Pope: Del Gaizo gets last laugh on Patriots as Shula wins 100th in a 1972 Dolphins cakewalk | Opinion
Don Shula wasn’t thinking about his 100th pro football victory when he coached his first with the Baltimore Colts in 1963.
But Jim Del Gaizo was thinking about quarterbacking the Boston Patriots. He was 16 years old and playing high school ball in suburban Revere, Mass., when Shula began his historic record.
Sunday, it was a tossup (the only one besides the coin-toss in Miami’s 52-0 skunking of New England) as to whether Shula was happier to win No. 100 or Del Gaizo to finally score in the National Football League, and against the idols of his youth at that.

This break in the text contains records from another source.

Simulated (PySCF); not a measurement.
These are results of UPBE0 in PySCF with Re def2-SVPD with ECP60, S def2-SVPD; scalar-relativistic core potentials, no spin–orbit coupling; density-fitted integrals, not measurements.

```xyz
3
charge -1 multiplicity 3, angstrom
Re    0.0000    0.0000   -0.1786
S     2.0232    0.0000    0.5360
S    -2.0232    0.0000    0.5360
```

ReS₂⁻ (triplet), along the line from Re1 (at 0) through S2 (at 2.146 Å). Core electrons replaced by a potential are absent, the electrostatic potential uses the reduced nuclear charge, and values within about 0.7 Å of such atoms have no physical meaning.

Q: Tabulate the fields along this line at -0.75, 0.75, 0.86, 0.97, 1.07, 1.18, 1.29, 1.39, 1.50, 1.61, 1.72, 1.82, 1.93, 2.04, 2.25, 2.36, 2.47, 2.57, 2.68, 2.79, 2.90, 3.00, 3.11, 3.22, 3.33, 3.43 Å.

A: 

“I used to go to all the Patriots games,” the 25 year-old Del Gaizo said after the Dolphins’ ninth straight triumph. “Then after I got out of the University of Tampa in 1970, I wasn’t drafted, and I begged the Patriots for a chance. I phoned them. I had my Tampa coach [Fran Curci] call them. I even had my high school coach call them. They said, no, I was left-handed, and besides I wasn’t a pro prospect.”
The Patriots didn’t look like pro prospects Sunday in the Orange Bowl. Del Gaizo did. He “got his feet wet,” as Shula put it, by winging touchdown passes of 51 yards to Marlin Briscoe and 39 to Jim Mandich after Earl Morrall had retired to the bench with a 38-0 cushion.
Del Gaizo was holding delighted court for newsmen afterward when Bob Griese limped by.
“Hey, Big Time!” the injured Griese shouted at Del Gaizo.
“Yeah,” Del Gaizo beamed. “Ain’t this a gas?”
Del Gaizo said, “My touchdowns didn’t really mean anything in the game. But they meant a lot to me. I needed the experience. I knew I’d get to play sooner or later this season after Griese got hurt. However, I figured it would be after we’d clinched a place in the playoffs, that Shula would use me for Morrall just for safety’s sake.”
Someone asked Del Gaizo if he felt handicapped by having to work with reserve receivers.
“You’ve got to be kidding,” he said. “Otto Stowe, Marlin Briscoe and Jim Mandich... they’d be regulars on most other teams in the NFL. Besides, I’m more comfortable throwing to them than I would be to Paul Warfield and Howard Twilley because I’ve worked more with the backup guys.”
The Dolphins handed Shula the game ball. He was properly grateful but carefully returned to his theme that “the game ball I really want is at the end of the season.”
Meaning Super Bowl VII.
Shula bent over in his dressing cubicle to peel a wad of tape from his shoe. That was his toughest job all day. Mainly he made sure he cleared the bench against the Patriots, the saddest sacks seen on such a site in seasons and seasons.
“I’m proud of my 100th, and I’m grateful to great staffs and players I’ve had at Baltimore and Miami,” Shula said. “But it won’t be nearly as meaningful if it doesn’t fit into a world championship.”
And the pressure” of the nine-game streak?
“No pressure on that,” he said. “The pressure is to win the championship.”
Mercury Morris came out of the laugher with his seventh and eighth and ninth touchdowns. The total is almost double his count for his first three seasons with the Dolphins.
“Sure I know that,” Morris said. “I keep count.
“I’m thinking touchdown all the time. I don’t know if I really can explain why we do so well running to our left at the goal. Maybe it’s because going to the left you have a better chance to either sprint out or cut back. If you’re running to the right, the defense has men out wide to make you cut back, because they know most offenses are right-handed.
“But if you run to the left, you often have a little better shot to go wide. On my first touchdown, I knew I’d score the minute I touched the ball.”
A group of cynical New England visitors had drawn up a $1-apiece pool on how long it would take the Dolphins to score against the Patriots’ tissue defense. Every man in the pool picked the first quarter. The one who specified four minutes came closest.
Safety Dick Anderson’s interception and 22-yard return to the 4-yard-line set up Morris’ first touchdown after only 1:58.
Anderson’s wife, Lois, had missed his earlier big play of the year. When he scored against San Diego on a 35-yard run with a fumble, the missus had been out of her seat, telephoning home to check on the condition of a slightly ill child.
“I assume she saw this one,” Anderson said.
And what, Anderson was asked, does a defense think about when it has the other team down 31-0 at half?
“Not letting them get 32 in the second half,” Anderson smiled.
Everybody smiles when they’re on the heavy end of 52-zip.